An Impeachable Offense? Bush Admits Authorizing NSA to Eavesdrop on Americans Without Court Approval

Interview with Amy Goodman

Democracy Now broadcast transcript -- EXCERPT

http://www.democracynow.org/article.pl?sid=05/12/19/1515212

James Bamford, investigative journalist and author of several books including the first book ever written about the National Security Agency called "The Puzzle Palace : Inside America's Most Secret Intelligence Organization." He is also author of "Body of Secrets: Anatomy of the Ultra-Secret National Security Agency"; and most recently, "A Pretext for War: 9/11, Iraq, and the Abuse of America's Intelligence Agencies."
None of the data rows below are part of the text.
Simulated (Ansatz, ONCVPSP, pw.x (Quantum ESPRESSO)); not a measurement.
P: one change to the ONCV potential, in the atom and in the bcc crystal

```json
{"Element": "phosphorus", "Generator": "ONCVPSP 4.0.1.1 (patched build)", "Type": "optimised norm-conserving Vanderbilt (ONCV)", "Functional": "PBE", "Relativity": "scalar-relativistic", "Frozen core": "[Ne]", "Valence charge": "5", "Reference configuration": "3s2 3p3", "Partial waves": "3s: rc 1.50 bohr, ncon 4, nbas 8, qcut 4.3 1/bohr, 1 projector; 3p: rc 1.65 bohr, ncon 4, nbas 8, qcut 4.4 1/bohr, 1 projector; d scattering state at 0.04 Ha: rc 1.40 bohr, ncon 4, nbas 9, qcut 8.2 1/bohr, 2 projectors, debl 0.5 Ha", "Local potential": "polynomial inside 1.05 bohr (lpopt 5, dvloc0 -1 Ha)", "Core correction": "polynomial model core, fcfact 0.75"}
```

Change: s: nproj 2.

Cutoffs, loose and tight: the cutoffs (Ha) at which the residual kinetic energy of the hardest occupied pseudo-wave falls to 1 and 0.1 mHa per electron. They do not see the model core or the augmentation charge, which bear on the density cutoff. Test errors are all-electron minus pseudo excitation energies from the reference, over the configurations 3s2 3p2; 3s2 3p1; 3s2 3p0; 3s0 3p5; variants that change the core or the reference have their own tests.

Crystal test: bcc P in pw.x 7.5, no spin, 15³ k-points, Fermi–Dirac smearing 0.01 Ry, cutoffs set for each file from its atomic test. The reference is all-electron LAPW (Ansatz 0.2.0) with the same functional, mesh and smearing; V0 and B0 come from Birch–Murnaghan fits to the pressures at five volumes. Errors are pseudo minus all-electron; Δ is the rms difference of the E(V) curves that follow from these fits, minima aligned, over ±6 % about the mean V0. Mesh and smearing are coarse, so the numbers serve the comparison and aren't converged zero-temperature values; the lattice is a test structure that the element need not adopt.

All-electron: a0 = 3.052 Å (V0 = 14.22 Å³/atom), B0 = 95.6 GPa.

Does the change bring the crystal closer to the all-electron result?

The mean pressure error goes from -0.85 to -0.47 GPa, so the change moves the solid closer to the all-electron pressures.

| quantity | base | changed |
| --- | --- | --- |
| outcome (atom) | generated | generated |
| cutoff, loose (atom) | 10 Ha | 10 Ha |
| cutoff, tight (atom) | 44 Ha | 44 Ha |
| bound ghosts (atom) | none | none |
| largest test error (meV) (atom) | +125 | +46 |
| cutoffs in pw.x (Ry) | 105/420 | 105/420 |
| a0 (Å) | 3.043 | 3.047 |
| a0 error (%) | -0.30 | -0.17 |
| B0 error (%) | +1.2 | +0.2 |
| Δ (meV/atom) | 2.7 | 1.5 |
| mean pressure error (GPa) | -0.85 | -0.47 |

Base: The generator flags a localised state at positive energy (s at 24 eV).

AMY GOODMAN: James Bamford, if you could explain how exactly the surveillance happens, how does it work at the NSA? What was allowed before, in terms of monitoring overseas conversations, and where are these listening devices?

JAMES BAMFORD: <snip> Now, the way the NSA actually does its eavesdropping, is it -- if you think about the FBI being sort of a retail eavesdropper, they will go from house to house or put a bug on a central telephone company’s office for where a person happens to have their junction box, or whatever. The NSA, on the other hand, does it wholesale, where they take entire streams of communications coming down from satellites, which can contain millions of communications, and they sort of intercept those communications with large dishes and filter the information through very quick computers that are loaded with names of people, words that they're looking for, and at one point they -- one listening post in the central part of England, for example, they intercept two million pieces of communications an hour. So that's emails, faxes, telephone calls, cellular calls and so forth. So, it's an enormous amount of eavesdropping, and Senator Frank Church, back in the mid-70s, when he was conducting his investigation of NSA, said that if NSA's technology were ever turned on the American public, there would be no place to hide.

AMY GOODMAN: And how it actually goes down? I mean, how they record?

JAMES BAMFORD: Well, they record it by picking up the signals. The signals are transmitted by -- either by satellite or microwave or by undersea cable. And the NSA has developed methods for eavesdropping on all of those techniques, either using satellites in space or ground stations or submarines that can actually tap into undersea cables. So, they have perfected the methods by which they can intercept all of the different forms of communications, even fiber optic communications, which are buried underground. And the key is that being able to sift through it all and pick out the communications that they want. But again, the NSA is supposed to be directed externally. And the problem is once a president decides to secretly turn the NSA's big ear internally, and that's what has been happening.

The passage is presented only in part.